Drake seeks projects in Iraq to diversify income
Dubai, February 16, 2011
Dubai contractor Drake & Scull International is eyeing project tenders in Iraq in the second half of 2011 as it looks to break into new markets and diversify its income.
Drake, whose biggest market is Saudi Arabia, is also keeping a close eye on political unrest in Egypt, where it is bidding for $200 million to $300 million worth of projects, chief corporate affairs officer Zeina Tabari was quoted as saying in a report in our sister newspaper Gulf Daily News.
'The majority of our contracts this year will be from the GCC,' she said, adding: 'We have a business development team in Iraq, but it is a new market for us and will take some time to start tendering. Probably in the third or fourth quarter.'
Gulf companies see growing opportunities to invest in Iraq in sectors, including energy, telecoms, finance and infrastructure, as the war-torn nation battles to recover from years of bloodshed.
Drake, which specialises in mechanical, engineering and plumbing businesses, has a project backlog of Dh7.6 billion ($2.7 billion) of which Dh2.7 billion has been won since the start of 2011. Tabari declined to give an expected figure for the year end, citing uncertainty over tenders in Egypt.

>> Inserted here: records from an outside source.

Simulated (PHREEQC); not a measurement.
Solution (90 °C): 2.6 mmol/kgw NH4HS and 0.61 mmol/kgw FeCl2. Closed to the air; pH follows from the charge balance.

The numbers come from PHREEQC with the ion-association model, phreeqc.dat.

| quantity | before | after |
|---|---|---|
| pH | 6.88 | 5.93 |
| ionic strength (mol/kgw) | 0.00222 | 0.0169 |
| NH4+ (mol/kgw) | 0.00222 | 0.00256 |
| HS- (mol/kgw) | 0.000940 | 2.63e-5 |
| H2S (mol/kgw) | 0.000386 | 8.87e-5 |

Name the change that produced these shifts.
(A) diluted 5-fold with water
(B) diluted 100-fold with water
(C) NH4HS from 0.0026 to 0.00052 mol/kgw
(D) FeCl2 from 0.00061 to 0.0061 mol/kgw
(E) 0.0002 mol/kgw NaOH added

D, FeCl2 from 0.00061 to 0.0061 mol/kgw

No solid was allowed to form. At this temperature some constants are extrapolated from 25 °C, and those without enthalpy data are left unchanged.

'We are bidding for $200 million to $300 million worth of contracts there. So far clients have indicated that the projects will continue.'
Drake won a $126.6 million contract in Egypt in January, and the project is on track, Tabari added.
The firm has been rapidly expanding its operations outside Dubai, where house prices have plunged some 60 per cent since their peaks in 2008 as a result of the financial crisis. It is also bidding for about Dh5 billion worth of projects in all its markets, including Dh4 billion worth of work in Qatar.
Outside the Gulf, Drake is tendering for work in Vietnam and Djibouti, but does not see contract wins there until the fourth quarter of 2012, Tabari said.
He said the company expected revenues of around Dh623 million in the first and second quarters of 2011, in line with the fourth-quarter figure as revenues from Saudi Arabia and other contracts won last year kick in. The contractor made a fourth quarter profit of Dh41 million, it said earlier, unchanged from the year-ago-period, while competition and acquisition costs hampered full-year earnings.
Around 30 per cent of Drake's work is in Saudi Arabia, 25 per cent in Abu Dhabi, 18 per cent in Dubai and the rest in the Gulf region, Asia and Africa, Tabari said.